Dena Bank: Buy

M. V. S. Santosh Kumar | Updated on March 12, 2018 Published on October 13, 2012


Major presence in the western region of the country and better asset quality are the bank’s key positives.

Investors with a three-year horizon can buy the stock of Dena Bank, a mid-cap public sector bank with presence mainly in Gujarat and Maharasthra.

The stock looks attractive from a long-term point of view as it trades at a discount to historical valuation, in spite of improving its operating metrics over the past few years.

The cost-to-income ratio of the bank declined from 51 per cent in 2008-09 to less than 40 per cent in the June 2012 quarter. At the same time, the bank managed to lend more funds rather than deploy it in government securities. Consequently, its margins improved during this period .

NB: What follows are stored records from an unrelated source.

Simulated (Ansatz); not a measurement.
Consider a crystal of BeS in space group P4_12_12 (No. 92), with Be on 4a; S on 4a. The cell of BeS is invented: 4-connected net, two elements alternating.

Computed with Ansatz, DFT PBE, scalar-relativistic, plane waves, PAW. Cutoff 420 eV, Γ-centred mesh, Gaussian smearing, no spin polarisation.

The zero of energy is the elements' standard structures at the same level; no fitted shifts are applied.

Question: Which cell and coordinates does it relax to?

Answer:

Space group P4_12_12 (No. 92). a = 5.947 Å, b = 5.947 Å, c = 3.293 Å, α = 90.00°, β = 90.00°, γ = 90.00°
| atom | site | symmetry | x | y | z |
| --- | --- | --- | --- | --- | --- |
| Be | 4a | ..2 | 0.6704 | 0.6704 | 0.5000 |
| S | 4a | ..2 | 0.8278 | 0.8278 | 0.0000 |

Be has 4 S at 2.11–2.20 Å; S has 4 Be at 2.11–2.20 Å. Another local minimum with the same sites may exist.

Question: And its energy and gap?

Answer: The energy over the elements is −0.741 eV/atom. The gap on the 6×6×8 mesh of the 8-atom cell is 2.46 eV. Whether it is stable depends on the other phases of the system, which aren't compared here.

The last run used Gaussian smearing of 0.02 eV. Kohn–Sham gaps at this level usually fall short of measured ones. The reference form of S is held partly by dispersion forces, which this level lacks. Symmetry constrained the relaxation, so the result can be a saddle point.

At the current price of Rs 106, the stock discounts its estimated FY-14 adjusted book by 0.71 times. This valuation is inline with other mid-sized public sector banks.

However, the bank, given its smaller loan book and presence in the western region of the country, which has high appetite for investments, should benefit from higher-than-industry growth in advances.

Also, better asset quality than its peers is an added advantage. The current low price-to-book value implies a jump in slippage of loans from restructured assets and a sharp fall in profitability, which are unlikely to happen.

One, the government has approved the restructuring of power distribution companies, which augurs well for Dena Bank.

While the yield on these assets might come down, post-restructuring, the risk of default will be mitigated. Additionally, conversion of 50 per cent of these loans into State government bonds would mean bank exposure limits freed up for more lending to the infrastructure sector.

Two, the bank’s loan book will continue to grow faster than the industry rate. This would translate into robust earnings growth. Any recovery in macro economic activity will enhance growth rates.

Between fiscals 2008 and 2012 , the earnings per share of the bank grew by an impressive 17 per cent compounded annually. Considering that the growth tempo is likely to maintained or even improved, Dena Bank’s price-to-earning multiple for FY-14 works out to an attractive 3.5 times.

Business growth

Strong growth in advances had led to improvement in Dena Bank’s market share. Its share in the loan market went up from 0.93 per cent in March 2008 to 1.11 per cent in March 2012.

The bank plans to focus more on high-yielding micro, small and medium enterprises (MSME), and retail loans for faster loan book growth.

As of June 2012, these two segments accounted for 26.4 per cent of the bank’s portfolio.

Dena Bank’s strong presence in Gujarat (one of the largest MSME hubs in the country) and Maharashtra, and in rural and semi-urban areas, augurs well.

The bank has also cut lending rates on SME and retail products to stay competitive and improve its share. Dena Bank has tied up with auto manufacturers to provide three-wheeler loans to their customers. The bank plans to add around 100 branches in the current fiscal.

The focus is on diversifying the branch network to under-banked areas and other States such as Tamil Nadu which have a large number of SMEs.

Availability of capital to fund its loan book growth may constrain Dena Bank, if it is not supported by the government (its promoter) from time to time.

Strong financials

The banks’s net interest margin (NIM) improved from 2.67 per cent to 3.17 per cent over the last five years ended March 2012.

This was a result of efficient fund deployment into higher-yielding loans. The credit-deposit ratio of the bank improved from 68 per cent in March 2008 to 74 per cent in June 2012.

The NIM declined to 3.06 per cent in the June quarter due to sharp rise in cost of funds. But the cost of funds may decline, given that the bank has cut deposit rates on select maturities.

With the majority of its deposits having maturity of less than a year, these may get re-priced at a lower rate. The cut in cash reserve ratio will also aid the margins of the bank.

On the flipside, while the bank’s cost-to-income ratio is currently low at 39.3 per cent, this is set to rise due to branch additions and higher employee costs following the impending wage hikes. Lower fee income proportion is another weak link for the bank.

Mitigating these risks are the bank’s plans to increase focus on retail product distribution to earn higher fee income, and expected robust business growth.

Strong asset quality

The gross NPA ratio of the bank, as of June 2012, was 1.8 per cent as compared to 3.35 per cent in the case of other public sector banks. The net NPA ratio was 1.01 per cent — one of the lowest in the banking sector.

The restructured loan proportion is also lower than most of the mid-sized banks. With most of the corporate debt restructuring completed, the risk of higher loan slippage may not be high. Around 83.5 per cent of the loan book is secured in nature.

While the MSME exposure might increase the risk for the loan book, the bank is participating in the Credit Guarantee Fund Trust for Small and Micro Enterprises. This reduces the risk of default on unsecured loans to this segment.